The anecdote highlights how railway bureaucrats had a change of heart, something so rare, that it was recorded for posterity.
The coal fields of Collie produced a coal that clinkered before it was burnt which resulted in large lumps of waste. It blocked the grates in the fire box, created havoc in fire maintenance and produced little heat to function to make steam to power the locomotive. Moreover this coal produced a lot of sparks.
Although the W Class Western Australian steam locomotive was said to be especially designed to run on Collie coal, sparks still careered off in all directions. In the heat of a West Australian mid-summer, a sparking steam engine was very dangerous with the wheat ready for harvest.
The danger was that the sparks would ignite the tinder dry crops. The railway bureaucrats did not want to know when the locomotive crews complained about these W Class steam engines. The crews demanded good quality Newcastle coal.
On one particular very hot night after such complaints, a telegram came through the system to use Collie coal. The locomotive crew on that particular W Class steam engine checked the spark arrester, collected their load at Newdegate, cleaned the fire and off they went.
By the time the train had reached Lake Biddy where they dropped their load, two crops had been lit by the flying sparks. The engine and van then headed off to Burngup, and another crop fire was lit along the way. At Burngup the crew cleaned the fire and took water to fill the tender and another fire was lit between Burngup and Beenong.
The farming community was in uproar, eleven insurance claims were made and the noise went all the way to the Western Australian Parliament in Perth. The result was that every railway official, from the top down to those on the ground at Collie, got swift kicks up their rear for not ensuring non-sparking coal was used by the steam locomotives in the tinder season.
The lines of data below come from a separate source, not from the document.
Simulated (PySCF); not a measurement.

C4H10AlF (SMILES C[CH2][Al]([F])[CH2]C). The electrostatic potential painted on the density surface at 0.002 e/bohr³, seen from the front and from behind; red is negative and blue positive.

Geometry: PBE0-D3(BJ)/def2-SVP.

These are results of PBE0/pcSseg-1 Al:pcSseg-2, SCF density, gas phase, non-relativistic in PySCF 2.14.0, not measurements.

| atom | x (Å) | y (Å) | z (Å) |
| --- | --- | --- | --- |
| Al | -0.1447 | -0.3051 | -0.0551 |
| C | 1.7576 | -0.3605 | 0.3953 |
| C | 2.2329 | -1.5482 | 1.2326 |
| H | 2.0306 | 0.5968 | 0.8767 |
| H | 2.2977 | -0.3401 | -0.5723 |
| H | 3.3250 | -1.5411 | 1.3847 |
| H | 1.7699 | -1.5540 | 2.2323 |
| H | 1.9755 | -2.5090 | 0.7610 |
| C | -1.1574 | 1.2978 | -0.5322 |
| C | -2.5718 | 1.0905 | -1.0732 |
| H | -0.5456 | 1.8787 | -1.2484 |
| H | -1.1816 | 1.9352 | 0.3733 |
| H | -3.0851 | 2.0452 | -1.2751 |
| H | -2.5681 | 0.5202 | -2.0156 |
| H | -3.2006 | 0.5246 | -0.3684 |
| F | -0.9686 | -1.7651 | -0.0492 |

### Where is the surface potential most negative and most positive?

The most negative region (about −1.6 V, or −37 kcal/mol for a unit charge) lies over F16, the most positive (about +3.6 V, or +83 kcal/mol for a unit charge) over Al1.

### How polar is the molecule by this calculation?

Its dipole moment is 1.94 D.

Almost immediately, a train load of wagons with Newcastle coal arrived for use by steam locomotives in the Lakes district of the Western Australia wheat belts when some twenty-seven locomotive depots had to be re-stocked with this heat-creating and non-sparking coal.
For the first time in living memory the railways bureaucrats could not pass the buck to the man on the ground, the locomotive crews were listened to for advice and the wisdom of years working on the footplate. The ordinary man was considered.
As Footplate Padre Mark Tronson considered this story he reflected on the people Jesus chose to be his disciples and moreover what the Apostle Paul taught in 1 Corinthians 1 verse 27, "But God has chosen the foolish things of the world to confound the wise, and God has chosen the weak things of the world to confound the things which are mighty."